Chinaâs insurance market, on track to be the worldâs biggest, could soon include co-operative and mutual insurers. Dave Waller reports.
For years now, there’s been so much talk of China being an economic powerhouse that the tiger is probably tired of its ears burning. Yet one market you’ll rarely hear mentioned in the conversation is insurance. It’s a sector that’s traditionally played only a minor role in the country’s economic growth – but things are changing. With the Chinese government now seeking ways to improve its lumbering social welfare system, the authorities are pushing the insurance sector to play a larger role.
And that’s been reflected in the figures. In 2015, China became the world’s third-largest insurance market, according to the China Insurance Regulatory Commission. With insurance premiums surging – they rose 85% in five years to reach 2.4 trillion renminbi ($370 billion) last year, says the commission – China’s insurance industry could in ten years become the biggest on earth.

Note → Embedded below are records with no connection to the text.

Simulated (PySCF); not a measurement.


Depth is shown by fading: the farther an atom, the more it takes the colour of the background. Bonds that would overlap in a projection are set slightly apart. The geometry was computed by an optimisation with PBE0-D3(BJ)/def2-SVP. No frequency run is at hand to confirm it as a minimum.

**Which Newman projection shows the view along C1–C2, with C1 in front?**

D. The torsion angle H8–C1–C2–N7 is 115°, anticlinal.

The rapid growth is good news for Chinese insurers. The commission says assets of the overall insurance industry in China were 12 trillion renminbi last year, more than twice what they were five years previously. In the same period, profits more than tripled.
While the figures may be glowing, this has all been achieved with one glaring omission: mutual insurance, which happens to be the fastest-growing insurance sector in the world. Accounting for a little over a quarter of the global insurance market, co-operative and mutual insurance firms en-joyed a 31% increase in premium income between 2007 and 2014, according to the International Cooperative and Mutual Insurance Federation (ICMIF). In the same period, premium income in the overall insurance market rose 13%.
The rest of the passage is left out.